Monday, December 10, 2018

Sermon for Advent 2: "The God Who Calls"



+ 2ndSunday in Advent – December 9th, 2018 +
Series C: Malachi 3:1-7; Philippians 1:2-11; Luke 3:1-20
Beautiful Savior Lutheran, Milton

Image result for john the baptist

 In the Name of the Father and of the + Son and of the Holy Spirit. Amen.

God is the God who calls. He called Abraham to leave his home to the land the Lord gave him. He called Moses to lead His people out of slavery in Egypt in the exodus. He called David the shepherd boy out of the fields to be anointed king of Israel. 

Later on, God called his prophets to declare his Word to his people Israel; some like Jeremiah and Isaiah are more well-known; others, like Malachi whom we hear today, are lesser known. But God called his prophets not to fame, but to faithfully declare his word. To prepare us for Jesus’ coming.
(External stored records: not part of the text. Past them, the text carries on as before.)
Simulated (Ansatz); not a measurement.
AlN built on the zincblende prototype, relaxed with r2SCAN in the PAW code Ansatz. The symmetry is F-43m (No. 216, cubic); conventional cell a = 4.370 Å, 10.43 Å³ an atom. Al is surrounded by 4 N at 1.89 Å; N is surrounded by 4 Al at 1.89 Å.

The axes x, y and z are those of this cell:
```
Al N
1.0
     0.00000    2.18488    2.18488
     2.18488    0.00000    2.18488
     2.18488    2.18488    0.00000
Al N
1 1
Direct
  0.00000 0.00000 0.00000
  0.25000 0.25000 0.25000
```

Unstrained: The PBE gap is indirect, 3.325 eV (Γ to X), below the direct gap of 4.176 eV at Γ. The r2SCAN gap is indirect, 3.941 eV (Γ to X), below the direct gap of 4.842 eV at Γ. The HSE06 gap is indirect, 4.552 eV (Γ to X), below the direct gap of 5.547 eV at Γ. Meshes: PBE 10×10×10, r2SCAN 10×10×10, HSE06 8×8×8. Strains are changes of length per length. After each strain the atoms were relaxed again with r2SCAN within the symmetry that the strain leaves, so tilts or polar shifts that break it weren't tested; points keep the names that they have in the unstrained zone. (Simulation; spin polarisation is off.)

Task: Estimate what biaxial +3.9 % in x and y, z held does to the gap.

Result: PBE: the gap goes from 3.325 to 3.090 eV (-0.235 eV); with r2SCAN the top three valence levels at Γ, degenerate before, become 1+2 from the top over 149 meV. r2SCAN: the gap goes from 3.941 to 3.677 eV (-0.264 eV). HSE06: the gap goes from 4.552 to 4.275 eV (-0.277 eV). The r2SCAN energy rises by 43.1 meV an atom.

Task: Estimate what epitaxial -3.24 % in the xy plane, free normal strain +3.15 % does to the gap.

Behold, I send my messenger, and he will prepare the way before me. And the Lord whom you seek will suddenly come to his temple; and the messenger of the covenant in whom you delight, behold, he is coming, says the Lord of hosts.

At times God calls the most unlikely of people. Saul the persecutor of Christ and His Church is called and turned into Paul the Evangelist and Apostle. A preacher called to deliver the Good News of Jesus Crucified for you as we prepare for Jesus’ coming.

I am sure of this, that he who began a good work in you will bring it to completion at the day of Jesus Christ.

Still at other times, God finds and calls his people in the most unlikely of places. Gideon in a winepress. Jonah in the belly of a fish. Elijah hiding in a cave. John the Baptist in the wilderness, in the spirit (and odd clothing and diet) of Elijah just as Isaiah and Malachi had foretold. the word of God came to John the son of Zechariah in the wilderness. And he went into all the region around the Jordan, proclaiming a baptism of repentance for the forgiveness of sins. As it is written in the book of the words of Isaiah the prophet,

The voice of one crying in the wilderness:
‘Prepare the way of the Lord,
    make his paths straight.
Every valley shall be filled,
    and every mountain and hill shall be made low,
and the crooked shall become straight,
    and the rough places shall become level ways,
and all flesh shall see the salvation of God.’”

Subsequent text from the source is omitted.